Rockets Fired From Donkey Carts Hit Symbolic Sites in Iraq
The attacks came a day after five people were killed and an estimated 30 wounded when a suicide car bomb detonated near the offices of a U.S.-allied Kurdish political party in the northern city of Kirkuk.
The Friday incidents took place about 7:20 a.m. local time. An unknown number of rockets punctured the Palestine Hotel, where many foreign journalists and American workers are staying, and the Sheraton Hotel across the street. A man was carried out of the Palestine Hotel bleeding, but no other injuries were reported.
About eight rockets were fired at the Oil Ministry but only two detonated, said Col. Peter Mansoor of the U.S. 1st Armored Division. The ministry was closed Friday for the Muslim day of prayer and no injuries were reported. A fire there was quickly extinguished, and oil production is not expected to be affected.
Police and soldiers found a rocket launcher mounted on a donkey cart near the Palestine Hotel. It had the capacity to fire 30 rockets, though it was unclear how many were launched, and five unfired rockets remained, the Associated Press reported. Two other donkey carts with rocket launchers that had not been fired were found in the Waziriya neighborhood north of downtown Baghdad.
Donkey carts are commonly used in Baghdad to carry produce and other goods from outerlying areas. They also carry metal containers of kerosene and diesel fuel, according to The Washington Post.
“They would certainly have an element of surprise by having a donkey cart,” said Col. Brad May, commander of the 2nd Armored Cavalry Regiment. “They try and continue to get one step ahead of us. They’re going to use varying techniques.”
The sites of Friday’s attacks are heavily fortified. The hotels have several security checkpoints, blast barriers on surrounding streets and U.S. armored personnel carriers stationed outside.

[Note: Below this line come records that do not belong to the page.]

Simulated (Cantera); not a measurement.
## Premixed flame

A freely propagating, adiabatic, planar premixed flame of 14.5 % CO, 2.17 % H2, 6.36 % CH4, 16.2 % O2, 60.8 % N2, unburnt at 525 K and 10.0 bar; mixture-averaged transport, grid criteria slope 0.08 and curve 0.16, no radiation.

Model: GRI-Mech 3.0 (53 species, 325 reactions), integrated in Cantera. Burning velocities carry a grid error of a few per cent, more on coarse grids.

The attacks were seen as an act of defiance of the U.S. military crackdown on suspected areas of insurgency. Military officials have credited the stepped up counterattacks, dubbed “Operation Iron Hammer,” as contributing to a 70 percent decline in rebel activity.
No arrests have been made in connection to the rocket attacks.
Local officials blamed Thursday’s truck bombing in Kirkuk on Islamic extremists linked to al-Qaida. The explosion shattered windows and damaged doors at a two-story building housing the Patriotic Union of Kurdistan.
At about the same time, two truck bombs exploded at a London-based bank and British consulate in Istanbul, Turkey, killing at least 27 people and wounding more than 400.
In other events this week, a U.S. soldier in the 82nd Airborne Division was killed and two others wounded Thursday when a roadside bomb exploded next to their convoy near the city of Ramadi, west of Baghdad.
On Wednesday night, a car bomb exploded near the offices of the local council in Ramadi, killing two people and wounding 11, including the council leader. Witnesses said it was a suicide attack, but police were unable to confirm it.
Hungary’s Foreign Ministry said Friday that U.S. troops shot and killed a Hungarian civilian in Iraq on Monday after he failed to slow his car down, despite calls to stop and warning shots, while approaching a checkpoint west of Baghdad, Reuters reported.